They are lovely served warm with some butter, or if you're as nut mad as we are in my household, slather on the peanut butter.
Makes 12 muffins
3 medium ripe bananas
50g coconut oil or groundnut oil
4 30ml shots strong espresso
1 tsp vanilla essence
120ml unsweetened almond or dairy milk
2 eggs, whisked (or 2 flax eggs)
250g oat flour (or oats processed to a fine flour in a food processor)
2 tsp baking powder
1 tsp bicarbonate of soda
60g coconut sugar
150g walnuts or pecans, chopped
Method For Banana and Coffee Breakfast Muffins
Pre-heat the oven to 220 degrees C/430 degrees F and line a muffin tray with muffin cases.
Mash the bananas in a bowl until you have a smooth liquid and then stir in the other wet ingredients - the oil, espresso, eggs and milk.
In a large bowl mix together the oats, oat flour, baking powder, bicarbonate of soda and sugar. Stir the wet ingredients into the dry ingredients until you have a smooth batter (be careful not to over mix). Finally stir through the chopped nuts.
Fill the muffin cases with the mixture and top each one with a light sprinkling of oats and coconut sugar.

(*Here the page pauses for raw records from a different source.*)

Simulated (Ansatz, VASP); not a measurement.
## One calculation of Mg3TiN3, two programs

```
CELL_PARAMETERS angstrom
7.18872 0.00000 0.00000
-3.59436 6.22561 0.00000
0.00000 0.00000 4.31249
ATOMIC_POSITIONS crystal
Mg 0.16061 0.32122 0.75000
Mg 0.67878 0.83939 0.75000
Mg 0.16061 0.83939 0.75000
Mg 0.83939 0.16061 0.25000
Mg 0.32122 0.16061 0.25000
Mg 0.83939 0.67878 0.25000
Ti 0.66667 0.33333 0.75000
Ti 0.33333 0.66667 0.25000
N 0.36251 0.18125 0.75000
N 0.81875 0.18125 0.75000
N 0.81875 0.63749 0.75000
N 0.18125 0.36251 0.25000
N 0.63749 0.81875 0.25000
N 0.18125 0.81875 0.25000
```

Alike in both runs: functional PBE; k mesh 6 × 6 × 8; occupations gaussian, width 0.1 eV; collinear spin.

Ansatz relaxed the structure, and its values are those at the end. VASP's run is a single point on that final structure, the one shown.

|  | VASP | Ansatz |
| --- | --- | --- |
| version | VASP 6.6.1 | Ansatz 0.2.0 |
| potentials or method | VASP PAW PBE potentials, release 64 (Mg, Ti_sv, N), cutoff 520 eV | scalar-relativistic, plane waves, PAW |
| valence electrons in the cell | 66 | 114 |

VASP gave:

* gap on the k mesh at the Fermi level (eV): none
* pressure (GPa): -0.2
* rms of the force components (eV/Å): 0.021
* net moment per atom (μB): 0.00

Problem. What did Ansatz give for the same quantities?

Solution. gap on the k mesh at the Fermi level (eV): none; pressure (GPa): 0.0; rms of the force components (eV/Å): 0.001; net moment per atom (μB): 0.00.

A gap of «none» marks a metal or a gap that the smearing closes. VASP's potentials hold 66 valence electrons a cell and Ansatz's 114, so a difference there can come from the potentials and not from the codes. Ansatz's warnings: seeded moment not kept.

Bake in the oven for 5 minutes at 220 degrees and then turn the heat down to 180 degrees and bake for a further 20-25 minutes. Turn the muffins around in the oven half way through to make sure that they all get evenly cooked.
If these last longer than the day they are cooked, they can be kept in an airtight container for up to 3 days or in the freezer for up to 4 weeks.